Calling All Liberal Arts Majors!

Mark LaVoie   Follow

During my last semester of college I had no idea what I wanted to do for a career. I had two summers of finance internships, but working with numbers everyday was not my goal. Working with people and words was more my thing, but how to translate that into a career was beyond me.

Then I stumbled on financial PR. At first I had no idea what it was, but the more people I spoke to who did it, the more it intrigued me. I locked in my first job a week after graduation and I haven’t looked back since.

Although it’s great to major in Public Relations in college, many people don’t know what they want to do until the last minute. Many of my colleagues at Prosek were once in the same boat as me, majoring in English, History, etc. I myself was an American Studies major. On the surface, it’s not exactly an easily translatable major into financial PR, but it’s important to consider the skills you learn from a liberal arts degree.

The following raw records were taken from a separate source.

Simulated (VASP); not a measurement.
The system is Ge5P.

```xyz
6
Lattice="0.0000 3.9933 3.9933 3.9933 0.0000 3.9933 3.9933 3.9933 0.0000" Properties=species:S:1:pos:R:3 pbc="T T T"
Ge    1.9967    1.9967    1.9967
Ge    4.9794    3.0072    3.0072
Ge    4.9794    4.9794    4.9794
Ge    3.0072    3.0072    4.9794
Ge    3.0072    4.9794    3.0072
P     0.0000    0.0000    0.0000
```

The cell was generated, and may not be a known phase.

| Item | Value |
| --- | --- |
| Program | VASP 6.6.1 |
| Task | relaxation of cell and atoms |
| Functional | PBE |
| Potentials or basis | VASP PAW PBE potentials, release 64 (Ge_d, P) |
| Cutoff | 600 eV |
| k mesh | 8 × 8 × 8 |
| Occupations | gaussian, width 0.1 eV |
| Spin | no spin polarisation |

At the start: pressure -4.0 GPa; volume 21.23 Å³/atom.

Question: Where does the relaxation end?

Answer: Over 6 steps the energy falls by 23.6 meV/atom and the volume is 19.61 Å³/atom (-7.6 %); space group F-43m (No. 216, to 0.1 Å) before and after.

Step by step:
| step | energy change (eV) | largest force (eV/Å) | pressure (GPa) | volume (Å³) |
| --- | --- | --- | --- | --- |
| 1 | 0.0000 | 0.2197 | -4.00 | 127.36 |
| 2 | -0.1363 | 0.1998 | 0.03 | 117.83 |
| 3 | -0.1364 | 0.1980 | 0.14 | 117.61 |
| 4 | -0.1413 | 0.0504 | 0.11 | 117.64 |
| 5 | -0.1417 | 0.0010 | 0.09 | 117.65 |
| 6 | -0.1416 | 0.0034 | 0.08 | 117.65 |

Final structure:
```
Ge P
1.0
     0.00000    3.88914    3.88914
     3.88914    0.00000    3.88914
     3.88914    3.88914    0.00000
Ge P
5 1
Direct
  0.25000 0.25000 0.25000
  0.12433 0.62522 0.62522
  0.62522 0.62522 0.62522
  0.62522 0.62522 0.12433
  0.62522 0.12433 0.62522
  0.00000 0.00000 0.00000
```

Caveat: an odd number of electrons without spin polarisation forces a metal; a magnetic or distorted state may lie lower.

  1. Writing: This is by far the biggest thing I notice from hires from liberal arts schools. Their writing is superb. After drafting paper after paper, the writing of new grads is scrubbed and ready to translate into byline development, proposals, and blogs. If you love writing but aren’t sure journalism is for you, a PR career is a great option.
  1. Analytics: “Unpacking” texts was a skill a professor of mine drilled into our heads with each assignment. In PR, we do this too, looking at the world through the lens of finance and uncovering narratives that, often times, our clients miss. Whether it’s looking at China’s recent rocky trajectory or the latest trend towards responsible investing, our clients have a view that we help them articulate.
  1. Conversational: The small classes centered on discussion were among my favorite courses in college. Not only are they enjoyable, but they polish conversational skills, helping students speak intelligently, especially with others that may have a differing opinion. Sharp dialogue is crucial when speaking with clients. Every day we are pitching a new idea or defending a reputation. The words we choose and how we say them are important, and those who are the best often developed their abilities in the classroom.

If you’re a college student and want to continue to write and analyze, don’t rule out a career financial PR (or even at Prosek). It offers an opportunity to continue to use those skills you worked so hard to develop in college.